Thursday, December 28, 2017 || By Michael Romain || @maywoodnews
Featured image: Mary Love, who died earlier this month at 96. | Courtesy Karen Campbell
Mary Eloise Love, who died at her Maywood home on Dec. 23 at the age of 96, was a rare being — an African American woman who played volleyball in the first half of the 20th Century well enough to establish herself in the sport professionally.
She also taught the sport well enough that she molded a younger sibling into an olympian before becoming a local ambassador of the sport in Maywood and communities beyond it.
According to an article published in the Proviso Herald, which recognized her as its ‘mother of the year’ in 2004, Love “began playing volleyball in her 20s” before going on to play professionally “on courts from Hawaii to New York.”
“Everybody in Maywood and across the Proviso Township area knew her as ‘the volleyball lady,'” said Love’s daughter, Karen A. Campbell, who confirmed her mother’s death during an interview on Dec. 28. Campbell said she didn’t know what caused Love’s death.
Born and raised in Chicago, Love was not one to easily fit into the dominant social paradigm that was placed on women at the time.
“I get bored just sitting around the house,” Love told the Herald in 2004, when her husband, John, was still alive. “I’m not a homemaker, let’s put it at that. I have to get out.”
Mary Love, second from left, with the late Cook County Sheriff Richard Elrod. | Courtesy Karen Campbell
“The expectation was you went to school, then got married then lived happily ever after,” Campbell told the Herald at the time. “She went the athletic route.”
And Love took her younger sister, Verneda Thomas, with her.
“Back in the 1940s and 1950s, my mother and aunt were the only two blacks in volleyball,” Campbell said, adding that love played with the Chicago Rebels in the 1930s and 1940s under legendary coach Bertha H. Lucas.
Love’s professional playing days stopped in 1960, when she had Campbell, but she didn’t stop moving. She did full-time clerical work and was a bilingual translator for the Chicago Police Department and the Cook County Sheriff’s Department for a few decades.
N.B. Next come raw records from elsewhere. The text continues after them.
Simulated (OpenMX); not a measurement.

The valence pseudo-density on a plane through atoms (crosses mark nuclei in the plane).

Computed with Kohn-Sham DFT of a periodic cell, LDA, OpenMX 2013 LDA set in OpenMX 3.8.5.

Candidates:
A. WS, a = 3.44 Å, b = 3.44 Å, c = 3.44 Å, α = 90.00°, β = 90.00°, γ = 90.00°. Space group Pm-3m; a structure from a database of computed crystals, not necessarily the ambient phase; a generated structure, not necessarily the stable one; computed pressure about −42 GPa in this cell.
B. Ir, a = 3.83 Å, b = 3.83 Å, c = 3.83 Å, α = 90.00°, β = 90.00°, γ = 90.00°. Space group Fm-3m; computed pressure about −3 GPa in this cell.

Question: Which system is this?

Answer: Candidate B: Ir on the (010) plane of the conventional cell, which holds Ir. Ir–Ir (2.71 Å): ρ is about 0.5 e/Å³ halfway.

She also watched the fruit of her efforts with Thomas, who was the only African American on the U.S. Olympic Women’s Volleyball Team roster at the 1964 Olympic Games in Tokyo.
During a 2014 interview with the Honolulu Star-Advertiser, Thomas, who died last year at 79, recalled the racism that contoured her olympic experience.
“At the nationals, I couldn’t stay in the same hotel as my team,” Thomas said. “I had competed internationally in track and never had that same segregation in other countries that I encountered in the U.S.”
Verneda Thomas, the younger sister of Mary Love, who died in 2016. | Courtesy USA Volleyball
In 2004, Love described her and her sister’s struggles with racism for the Herald.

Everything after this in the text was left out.